0

I am trying to parse/read the multiple xml files from my current data and try to combine them together.

current type of XMLResponse is character

And my sample xml file is like this:

<ApplicationResponse>
    <Service Name="AlternativeCreditAttributes">
      <Categories>
        <Category Name="Default">
          <Attributes>
            <Attribute Name="ACA_ACH_NSF_12M" Value="0" />
            <Attribute Name="ACA_ACH_NSF_18M" Value="0" />
            <Attribute Name="ACA_ACH_NSF_24M" Value="0" />
            <Attribute Name="ACA_ACH_NSF_3M" Value="0" />
            <Attribute Name="ACA_ACH_NSF_6M" Value="0" />
            <Attribute Name="ACA_ACH_NSF_9M" Value="0" />
            <Attribute Name="ACA_ACH_NSF_AMT_12M" Value="" />
            <Attribute Name="ACA_ACH_NSF_AMT_18M" Value="" />
            <Attribute Name="ACA_ACH_NSF_AMT_24M" Value="" />
            <Attribute Name="ACA_ACH_NSF_AMT_3M" Value="" />
            <Attribute Name="ACA_ACH_NSF_AMT_6M" Value="" />
            <Attribute Name="ACA_ACH_NSF_AMT_9M" Value="" />
            <Attribute Name="ACA_ACH_NSF_AMT_EVER" Value="600" />
            <Attribute Name="ACA_ACH_NSF_EVER" Value="2" />
            <Attribute Name="ACA_ACH_NSF_MONTHS_SINCE_NEWEST" Value="41" />
            <Attribute Name="ACA_ACH_NSF_MONTHS_SINCE_OLDEST" Value="41" />
          </Attributes>
        </Category>
      </Categories>
    </Service>
</ApplicationResponse>

I have successfully pulled one single file based on the following code:

doc<-read_xml(Data$XMLResponse[1])
  # setNames(data.frame(
    cols<- xml_attr(xml_find_all(doc, "//Attribute"), "Name")
    rows<- xml_attr(xml_find_all(doc, "//Attribute"), "Value")
  # ),
out  <- data.frame(rows, row.names = cols)
out

But when I tried to use lapply to pull multiple files base on this answer, I met the Error on working directory.

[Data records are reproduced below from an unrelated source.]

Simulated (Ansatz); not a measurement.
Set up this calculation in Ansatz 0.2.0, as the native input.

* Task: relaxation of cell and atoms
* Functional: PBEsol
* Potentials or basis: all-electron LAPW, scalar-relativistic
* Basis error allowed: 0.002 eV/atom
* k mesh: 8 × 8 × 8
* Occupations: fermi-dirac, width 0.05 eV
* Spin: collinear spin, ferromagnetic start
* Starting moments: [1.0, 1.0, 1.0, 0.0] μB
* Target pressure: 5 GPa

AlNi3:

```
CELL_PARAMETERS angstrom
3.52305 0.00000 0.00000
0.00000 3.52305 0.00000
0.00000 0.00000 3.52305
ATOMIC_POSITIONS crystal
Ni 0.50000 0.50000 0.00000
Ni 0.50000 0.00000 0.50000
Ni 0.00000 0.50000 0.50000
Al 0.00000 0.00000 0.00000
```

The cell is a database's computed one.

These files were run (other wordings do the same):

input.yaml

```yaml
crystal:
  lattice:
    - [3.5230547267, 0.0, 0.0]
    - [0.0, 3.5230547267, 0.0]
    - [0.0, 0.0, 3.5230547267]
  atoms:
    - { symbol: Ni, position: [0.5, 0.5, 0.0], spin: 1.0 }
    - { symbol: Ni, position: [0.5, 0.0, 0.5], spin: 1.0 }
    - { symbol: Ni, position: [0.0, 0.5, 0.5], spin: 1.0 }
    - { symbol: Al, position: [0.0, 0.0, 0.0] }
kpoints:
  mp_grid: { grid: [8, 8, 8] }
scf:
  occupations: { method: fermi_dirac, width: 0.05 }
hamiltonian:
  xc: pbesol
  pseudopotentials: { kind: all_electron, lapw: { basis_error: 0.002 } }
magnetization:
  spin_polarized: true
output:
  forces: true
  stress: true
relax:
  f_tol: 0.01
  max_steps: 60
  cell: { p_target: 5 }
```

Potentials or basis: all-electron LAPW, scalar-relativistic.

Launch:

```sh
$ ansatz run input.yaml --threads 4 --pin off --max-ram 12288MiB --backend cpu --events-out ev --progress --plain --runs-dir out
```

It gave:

Error: 'NA' does not exist in current working directory

Below is the code I use. Please let me know if you know the issue or if you need any details on this problem. Thanks in advance.

df_list <- lapply(Data$XMLResponse, function(f) {
  doc <- read_xml(f)
  setNames(data.frame(
    xml_attr(xml_find_all(doc, "//Attribute"), "Name"),
    xml_attr(xml_find_all(doc, "//Attribute"), "Value")
  ),c("Name", f))
})
Parfait
  • 104,375
  • 17
  • 94
  • 125
Universe
  • 17
  • 1
  • 5
  • If you're running into problems with lapply you can step through the problem more easily by seeing what happens why you try to run the same code as a loop. Create an empty list first, store your doc variable at each index of the list, then if the loop throws an error, check the size of your new list. Often you'll find that one of the elements of the vector you were working on gives an unexpected result. – Allan Cameron Jan 16 '20 at 19:54
  • Thanks @AllanCameron. Creating a empty list helped me find where the loop stopped. It's probably because the illgeal xml character in the file. – Universe Jan 17 '20 at 16:23

1 Answers1

1

Here is an approach that uses a for() loop to collect all of the values from each xml file that you have stored within Data$XMLResponse. Code assumes every xml file has exactly the same length of "Attributes" in the same order.

library(xml2)    
#create a blank list
datalist = list()
#loop through your column of xml responses to extract the values you want.
for(i in 1:length(Data$XMLResponse)){
temp_vals<-read_xml(Data$XMLResponse[i])
temp_vals<-xml_attr(xml_find_all(temp_vals, "//Attribute"), "Value")
#assign these values to your data list
datalist[[i]]<-temp_vals
}

#bind the data from the xml files together
your_data = do.call(rbind, datalist)

Then get column names:

your_column_names<-xml_attr(xml_find_all(Data$XMLResponse[1], "//Attribute"), "Name")
doc<-setNames(data.frame(matrix(ncol = length(your_column_names), nrow = 0)), your_column_names)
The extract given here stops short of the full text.